With Leather's Disasterpiece Theater: 'Like Mike 2: Streetball' Aired On BET Last Night

Never in a million years would I have ever thought I’d say, “Please, bring back Bow Wow.” But there I was last night, flipping through the channels during a timeout in the Miami Heat’s series-clinching victory over the Indiana Pacers, when I stumbled upon the film Like Mike 2: Streetball, as it aired on BET. I was 23 when the original Like Mike was in theaters, so it wasn’t exactly my type of film, and needless to say that a 2006 straight-to-DVD sequel wouldn’t be my cup of Sanka either.

But there it was, in all its glory – the rehashed, recycled and redonkulous sequel to the story of a kid who receives the magical ability to play basketball like Michael Jordan from a pair of dirty old sneakers hanging from a power line. This time, instead of Bow Wow’s Calvin Cambridge, the young hero is Jascha Washington’s Jerome, who is the son of a streetball legend and therefore wants to be the best as well. The only problem is he’s too young and small and clichéd.

After he learns the pain of losing  – at the hands of a team led by a goofy white kid in a dew rag who poorly channels C-Tates, natch – Jerome discovers the magical shoes and basically goes on the same adventure as Calvin before him, except instead of the NBA he competes in the world’s biggest streetball tournament. The biggest takeaway from this film is that the director has never watched people play basketball in his life.

But at the heart of it, this is a film about family, and Jerome’s family sucks at acting. There’s a scene in which Jerome’s older cousin comes home from schooling haters on the court, and all he wants are his Cheetos. Seriously, he screams for Cheetos like he’s about to beat someone to death, and the fact that he doesn’t is actually a letdown. It’s also important to note that one of Jerome’s young friends is a fat white kid with a Judd Apatow film jewfro who can’t overcome his fear of playing basketball. Jerome resolves that by giving him cornrows, as you can see in the DVD cover.

Alas, I simply could not watch all of it, so here’s the only real clip of Like Mike 2 on YouTube, set to the original film’s theme song. Be glad that you can’t hear the lines.
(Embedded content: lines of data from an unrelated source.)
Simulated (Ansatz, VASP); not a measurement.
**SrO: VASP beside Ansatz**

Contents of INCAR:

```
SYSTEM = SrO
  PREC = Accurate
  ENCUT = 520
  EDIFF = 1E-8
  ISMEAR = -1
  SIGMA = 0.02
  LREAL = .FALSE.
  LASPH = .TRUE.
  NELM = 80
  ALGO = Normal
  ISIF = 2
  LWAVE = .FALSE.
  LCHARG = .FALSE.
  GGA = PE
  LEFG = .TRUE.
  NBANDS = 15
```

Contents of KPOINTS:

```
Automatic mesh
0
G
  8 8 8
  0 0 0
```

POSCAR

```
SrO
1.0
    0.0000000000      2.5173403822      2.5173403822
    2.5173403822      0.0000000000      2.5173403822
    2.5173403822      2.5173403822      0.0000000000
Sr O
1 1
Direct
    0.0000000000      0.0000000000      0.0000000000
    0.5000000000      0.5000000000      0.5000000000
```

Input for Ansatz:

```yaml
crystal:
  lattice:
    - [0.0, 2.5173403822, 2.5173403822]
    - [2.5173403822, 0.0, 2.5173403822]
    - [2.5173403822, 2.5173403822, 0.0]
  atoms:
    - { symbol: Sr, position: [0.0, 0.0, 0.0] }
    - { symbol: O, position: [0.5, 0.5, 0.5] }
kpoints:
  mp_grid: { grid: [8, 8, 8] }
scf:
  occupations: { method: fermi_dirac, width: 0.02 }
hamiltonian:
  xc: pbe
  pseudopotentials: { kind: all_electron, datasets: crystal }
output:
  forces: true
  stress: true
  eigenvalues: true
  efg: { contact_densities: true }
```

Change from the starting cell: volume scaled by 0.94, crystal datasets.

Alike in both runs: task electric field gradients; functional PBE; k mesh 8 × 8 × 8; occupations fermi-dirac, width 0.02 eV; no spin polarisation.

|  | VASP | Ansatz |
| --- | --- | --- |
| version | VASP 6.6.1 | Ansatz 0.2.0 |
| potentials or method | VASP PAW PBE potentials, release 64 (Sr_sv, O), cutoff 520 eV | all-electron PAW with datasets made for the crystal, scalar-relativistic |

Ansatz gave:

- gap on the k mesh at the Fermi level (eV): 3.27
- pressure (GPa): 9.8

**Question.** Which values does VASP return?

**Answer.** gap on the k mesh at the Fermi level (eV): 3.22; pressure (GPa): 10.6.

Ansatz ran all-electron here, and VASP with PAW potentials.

I’m going to spend the next few days imploring Danger Guerrero to watch this film and give us his patented review, because I think we need it and this film certainly deserves it. But in the meantime, I wanted to actually pitch my own movie idea to any of the hundreds of Hollywood execs that I know read this blog on a daily basis.

I give you, Like Mike 3: Boner of an Owner

Ext. Poorly Lit Neighborhood Basketball Court – Night.

13-year old Quincy Jenkins has just lost a one-on-one game to the local bully. Quincy can’t afford to pay the $5 they bet, so the bully pops his ball and pushes him down in a puddle, ruining his already worn out Velcro Roos.

Quincy

Man, I’m never going to be any good at basketball. I wish I could just be a little taller and faster, and then I’d show everyone that I’m the best ever.

Lightning strikes a telephone line and a street light explodes. Quincy looks up and notices a pair of $6,000 custom Crockett & Jones alligator skin wingtip dress shoes hanging from the pole. He climbs up and grabs them. Suddenly, an old, short, white, Jewish man appears.

Magical Jewish Man

Well hello, son. Those are some fancy dress shoes that you’ve found. Say, I’ve got a NBA franchise for sale, would you be interested in buying it?

Quincy

I’d love to, but I don’t have that kind of money.

Magical Jewish Man

Well what’s with that giant mountain of cash behind you?

Quincy turns around to see a massive pile of cash that must be hundreds of millions of dollars.

Quincy

WHOOOOOOOOOA!

*guitar screech*

Magical Jewish Man

So what do you say, kid? Would you like to be the owner of the Charlotte Bobcats?

Quincy

Boy, would I!

Int. Time Warner Cable Arena – The Next Day.

Quincy is now wearing a mismatched green and brown velvet suit with a black Hanes t-shirt, as he smokes a Cuban cigar while an elderly barber grooms his Hitler mustache. His 13-year old best friend, a fat Chinese kid named Duck, stands near, reading him a list of free agents.

Duck

Sir, here are the free agents available in this offseason… Lamar Odom, Gerald Wallace, Jason Kidd, Baron Davis…

Quincy

Sounds great, give them all max deals.

Duck

But sir, Baron Davis shredded his knee and may never play again.

Quincy

I like it, he’s under the radar. Double max deal! What pick do we have?

Duck

Probably the first overall.

Quincy

Excellent. Trade it for Jason Richardson and release Bismack Biyombo. Someone call Charles Oakley, I’m ready to golf. Also, call Las Vegas and put $1 million on black. I’m the greatest ever!

The Magical Jewish Man cackles in the distance. End scene.